MEXICO — Police Chief Roy Hodsdon told selectmen Tuesday evening that the Police Department will start its new Senior Watch program Wednesday, March 26, with a public meeting.

“It’ll be more of an informational meeting, so if people’s families want to come out for it, they can,” he said. “We’ve already had four people submit applications to be a part of the program.”

Hodsdon said the program is to help senior citizens.

“Every day, seven days a week, if a person wants us to, we’ll call them around 7 or 8 a.m. and see how they’re doing and if they need any help. We figure that it’ll help cut down on some welfare checks that might occur because nobody hears from them, and it’ll give them someone to talk to.”

The chief said some seniors in the area aren’t getting daily calls from their family.

“We get a lot of family members approaching us and saying that something like this is a good idea since they’re not always in town. It gives us a chance to keep an eye on them,” he said.

The department is holding a Neighborhood Watch meeting Wednesday, March 19, to select signs to place around town.

“How many signs are you hoping to set up?” Selectman Reggie Arsenault asked.

“As many as I can,” Hodsdon said, to let people know there are areas being watched to prevent crime.

Neighborhood Watch is a crime prevention program that stresses education and common sense. It teaches citizens how to help themselves by identifying and reporting suspicious activity in their neighborhoods, according to

In addition, it provides citizens with the opportunity to make their neighborhoods safer and improve the quality of life. Neighborhood Watch groups typically focus on observation and awareness as a means of preventing crime and employ strategies that range from simply promoting social interaction and “watching out for each other” to active patrols by groups of citizens, the website said.

Ouellette lauded Hodsdon for “bringing new stuff into the town” and “making the people feel safer.”

Arsenault said he thought the Senior Watch program will be a “great asset to the community.”

In other business, Town Manager John Madigan told selectmen he received a complaint from an Osgood Avenue resident about a parking spot in front of the Thai Smile 2 restaurant on Main Street.

“Apparently, there was a truck parked at the corner, in front of Thai Smile, and (the complainant) couldn’t see the oncoming traffic when she was trying to make a left-hand turn from Osgood onto Main Street,” Madigan said. “I told her I’d bring it before the board.”

Arsenault said, “I’d hate to see us take out another parking spot. Those poor businesses can use all the parking spots they can get. It’s already difficult. I don’t see why they can’t get on Gleason Road and get onto Main Street from Roxbury Road.”
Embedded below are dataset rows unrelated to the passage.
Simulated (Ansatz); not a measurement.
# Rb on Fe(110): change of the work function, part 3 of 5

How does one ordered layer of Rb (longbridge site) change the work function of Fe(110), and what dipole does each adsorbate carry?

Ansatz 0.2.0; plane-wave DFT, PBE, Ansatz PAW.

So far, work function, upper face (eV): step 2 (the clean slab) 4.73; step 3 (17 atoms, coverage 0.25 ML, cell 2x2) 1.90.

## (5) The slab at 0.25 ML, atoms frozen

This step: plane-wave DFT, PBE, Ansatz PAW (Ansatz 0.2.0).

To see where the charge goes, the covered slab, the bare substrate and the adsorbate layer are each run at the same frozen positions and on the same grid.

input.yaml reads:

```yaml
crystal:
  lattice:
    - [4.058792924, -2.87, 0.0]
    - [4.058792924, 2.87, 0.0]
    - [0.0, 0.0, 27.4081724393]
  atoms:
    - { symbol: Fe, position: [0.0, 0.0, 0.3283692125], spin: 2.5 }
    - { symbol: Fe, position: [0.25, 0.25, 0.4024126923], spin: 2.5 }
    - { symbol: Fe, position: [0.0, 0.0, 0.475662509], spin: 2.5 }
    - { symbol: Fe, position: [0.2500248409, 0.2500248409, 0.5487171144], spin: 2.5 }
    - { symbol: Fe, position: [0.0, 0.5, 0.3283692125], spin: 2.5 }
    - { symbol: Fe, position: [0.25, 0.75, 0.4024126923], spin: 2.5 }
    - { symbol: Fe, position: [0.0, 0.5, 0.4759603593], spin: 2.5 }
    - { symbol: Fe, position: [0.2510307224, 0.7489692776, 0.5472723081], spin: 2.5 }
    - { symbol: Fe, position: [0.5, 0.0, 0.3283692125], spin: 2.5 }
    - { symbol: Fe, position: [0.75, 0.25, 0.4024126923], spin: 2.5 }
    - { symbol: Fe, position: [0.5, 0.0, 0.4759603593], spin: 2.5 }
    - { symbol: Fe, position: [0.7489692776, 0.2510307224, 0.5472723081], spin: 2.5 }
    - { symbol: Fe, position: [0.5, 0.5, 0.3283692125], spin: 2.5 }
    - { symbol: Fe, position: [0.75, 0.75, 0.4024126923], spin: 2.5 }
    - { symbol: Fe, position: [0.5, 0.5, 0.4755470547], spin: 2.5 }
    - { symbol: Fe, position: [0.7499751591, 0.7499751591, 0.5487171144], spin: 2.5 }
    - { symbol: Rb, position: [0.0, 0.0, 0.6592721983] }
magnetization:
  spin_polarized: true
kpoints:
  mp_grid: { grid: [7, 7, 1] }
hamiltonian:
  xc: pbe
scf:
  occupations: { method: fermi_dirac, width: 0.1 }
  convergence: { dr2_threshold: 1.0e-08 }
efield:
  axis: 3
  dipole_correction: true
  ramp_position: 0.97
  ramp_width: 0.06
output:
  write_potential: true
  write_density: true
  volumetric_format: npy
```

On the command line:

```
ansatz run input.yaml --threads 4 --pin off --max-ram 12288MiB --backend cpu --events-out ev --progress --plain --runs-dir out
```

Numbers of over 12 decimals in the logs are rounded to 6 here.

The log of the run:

Ouellette asked if there was any way to post a sign that would temporarily prevent parking for the rest of winter.

“I don’t know why all of a sudden, it’s a problem,” Arsenault said. “That spot has been there since the Chicken Coop was around. I know every now and then, there might be a truck making a delivery, but I don’t know. I’m surprised it’s an issue now.”

Selectman agreed to leave the parking spot and discuss the issue at a future meeting.

The board also received requests for donations from the Maine 4-H Foundation and the Roxbury Pond Watershed Survey volunteer group.

Madigan told selectmen this is the first time that either organization had submitted a request for donations.

“As far as I can tell, they’ve never approached us in this fashion for a donation,” he said.

Ouellette said the Maine 4-H Foundation is “a very worthy cause,” but money is tight now.

“I’m sure that funds are drying up for all sorts of organizations right now, and that it’s harder and harder to find money,” he said.

Madigan suggested selectmen wait on making a decision or have the organizations submit their requests for the town meeting warrant in June.